An electrochemical cell consists of a nickel metal electrode immersed in a solution with \(\left[\mathrm{Ni}^{2+}\right]=1.0 \mathrm{M}\) separated by a porous disk from an aluminum metal electrode. a. What is the potential of this cell at \(25^{\circ} \mathrm{C}\) if the aluminum electrode is placed in a solution in which \(\left[\mathrm{Al}^{3+}\right]=7.2 \times\) \(10^{-3} M ?\) b. When the aluminum electrode is placed in a certain solution in which \(\left[\mathrm{Al}^{3+}\right]\) is unknown, the measured cell potential at \(25^{\circ} \mathrm{C}\) is \(1.62 \mathrm{V}\). Calculate \(\left[\mathrm{Al}^{3+}\right]\) in the unknown solution. (Assume Al is oxidized.)

Short Answer

Expert verified
The potential of this cell at \(25°C\), with given concentrations of \(\mathrm{Ni^{2+}}\) and \(\mathrm{Al^{3+}}\), is approximately \(1.47\,\text{V}\) (part a). The concentration of \(\mathrm{Al^{3+}}\) in the unknown solution when the measured cell potential at \(25°C\) is \(1.62\,\text{V}\) is approximately \(6.5 \times 10 ^{-4}\,\text{M}\) (part b).

Step by step solution

01

Identify the half-reactions and standard electrode potentials

To find the potential of this electrochemical cell, first, we need to identify the half-reactions occurring at the nickel and aluminum electrodes and their standard electrode potentials (E°). From a table of standard electrode potentials, we have: For Nickel: \[Ni^{2+} + 2e^- \rightleftharpoons Ni(s); E°_{Ni} = -0.26\,\text{V}\] For Aluminum: \[ Al^{3+} + 3e^- \rightleftharpoons Al(s); E°_{Al} = -1.66\,\text{V}\]
02

Calculate the standard cell potential

In order to calculate the potential of this cell under standard conditions, we need to calculate the cell potential using the standard electrode potentials we found in step 1. The cell potential under standard conditions, \(E°_{cell}\) is the difference between the standard electrode potentials of the reduction and oxidation half-reactions: \[E°_{cell} = E°_{cathode} - E°_{anode}\] As aluminum has the more negative standard reduction potential, it will be oxidized, and nickel will be reduced. \[E°_{cell} = (-0.26\,\text{V}) - (-1.66\,\text{V})\]
03

Calculate the actual cell potential at given concentrations

To find the actual cell potential at given concentrations of \(\mathrm{Ni^{2+}}\) and \(\mathrm{Al^{3+}}\), we use the Nernst equation: \[E_{cell} = E°_{cell} - \frac{RT}{nF} \ln \frac{[\text{Reductant}]}{[\text{Oxidant}]}\] At \(25°C\), \(R = 8.314\,\text{J mol}^{-1}\,\text{K}^{-1}\), \(T = 298.15\,\text{K}\), and \(F = 96,500\,\text{C mol}^{-1}\). Using the Nernst Equation for part (a), \[E_{cell} = E°_{cell} - \frac{(8.314)(298.15)}{6(96500)} \ln \frac{ \left(1.0\,\text{M} \right)}{\left(7.2 \times 10^{-3}\,\text{M} \right)}\]
04

Evaluate and display the results for part (a)

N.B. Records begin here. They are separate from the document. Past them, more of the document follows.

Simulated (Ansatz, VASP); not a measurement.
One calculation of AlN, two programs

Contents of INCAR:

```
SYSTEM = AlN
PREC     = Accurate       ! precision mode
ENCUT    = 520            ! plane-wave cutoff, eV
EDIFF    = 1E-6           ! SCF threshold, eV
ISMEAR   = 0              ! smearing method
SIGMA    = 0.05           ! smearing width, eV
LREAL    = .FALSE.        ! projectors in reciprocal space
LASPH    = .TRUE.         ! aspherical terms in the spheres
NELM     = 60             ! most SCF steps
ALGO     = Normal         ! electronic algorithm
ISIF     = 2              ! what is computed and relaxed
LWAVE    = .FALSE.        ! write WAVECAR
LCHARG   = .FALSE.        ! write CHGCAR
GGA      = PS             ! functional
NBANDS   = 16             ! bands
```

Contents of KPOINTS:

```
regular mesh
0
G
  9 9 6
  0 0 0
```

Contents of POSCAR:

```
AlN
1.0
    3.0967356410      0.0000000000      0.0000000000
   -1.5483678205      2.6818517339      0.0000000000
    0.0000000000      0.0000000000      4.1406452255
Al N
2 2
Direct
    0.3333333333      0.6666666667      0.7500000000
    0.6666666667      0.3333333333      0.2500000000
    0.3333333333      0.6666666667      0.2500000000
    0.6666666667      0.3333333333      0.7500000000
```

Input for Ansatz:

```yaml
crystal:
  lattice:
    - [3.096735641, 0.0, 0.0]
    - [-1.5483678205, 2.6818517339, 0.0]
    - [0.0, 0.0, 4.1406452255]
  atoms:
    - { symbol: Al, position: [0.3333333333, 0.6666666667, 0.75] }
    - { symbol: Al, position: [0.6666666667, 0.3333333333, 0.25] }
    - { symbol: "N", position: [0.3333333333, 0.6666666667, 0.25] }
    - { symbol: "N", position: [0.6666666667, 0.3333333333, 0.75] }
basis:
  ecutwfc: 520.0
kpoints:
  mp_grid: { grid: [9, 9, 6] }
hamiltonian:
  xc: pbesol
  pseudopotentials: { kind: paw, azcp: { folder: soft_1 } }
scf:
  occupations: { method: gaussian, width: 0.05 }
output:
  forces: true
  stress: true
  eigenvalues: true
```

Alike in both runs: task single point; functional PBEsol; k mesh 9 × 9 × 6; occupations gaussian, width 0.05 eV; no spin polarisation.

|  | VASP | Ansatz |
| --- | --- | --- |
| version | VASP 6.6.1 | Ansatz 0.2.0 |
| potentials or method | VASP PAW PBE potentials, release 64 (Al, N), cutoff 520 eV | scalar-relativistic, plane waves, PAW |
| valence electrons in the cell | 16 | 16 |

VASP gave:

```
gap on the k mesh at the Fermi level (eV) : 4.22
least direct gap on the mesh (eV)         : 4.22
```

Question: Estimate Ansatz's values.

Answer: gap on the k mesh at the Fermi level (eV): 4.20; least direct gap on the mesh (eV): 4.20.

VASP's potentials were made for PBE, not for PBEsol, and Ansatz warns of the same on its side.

Now, we will calculate the cell potential, \[E_{cell} = (1.4\,\text{V}) - \frac{(8.314)(298.15)}{6(96500)} \ln \frac{(1.0\,\text{M})}{(7.2 \times 10^{-3}\,\text{M})} = 1.47\,\text{V}\] The potential of this cell at \(25°C\), with given concentrations of \(\mathrm{Ni^{2+}}\) and \(\mathrm{Al^{3+}}\), is approximately \(1.47\,\text{V}\).
05

Calculate the concentration of \(\mathrm{Al^{3+}}\) for part (b)

Given a cell potential of \(1.62\,\text{V}\), we need to find the concentration of \(\mathrm{Al^{3+}}\). We can rearrange the Nernst equation from step 3 to solve for \(\mathrm{[Al^{3+}]}\): \[[\mathrm{Al^{3+}}] = \frac{[\mathrm{Ni^{2+}}]}{\text{exp} \left[ \frac{nF (E_{cell} - E°_{cell})}{RT} \right]}\] Plugging in the given values, \[[\mathrm{Al^{3+}}] = \frac{1\,\text{M}}{\text{exp} \left[ \frac{6(96500)(1.62\,\text{V} - 1.4\,\text{V})}{(8.314)(298.15)} \right]} = 6.5 \times 10^{-4}\,\text{M}\] The concentration of \(\mathrm{Al^{3+}}\) in the unknown solution when the measured cell potential at \(25°C\) is \(1.62\,\text{V}\) is approximately \(6.5 \times 10 ^{-4}\,\text{M}\).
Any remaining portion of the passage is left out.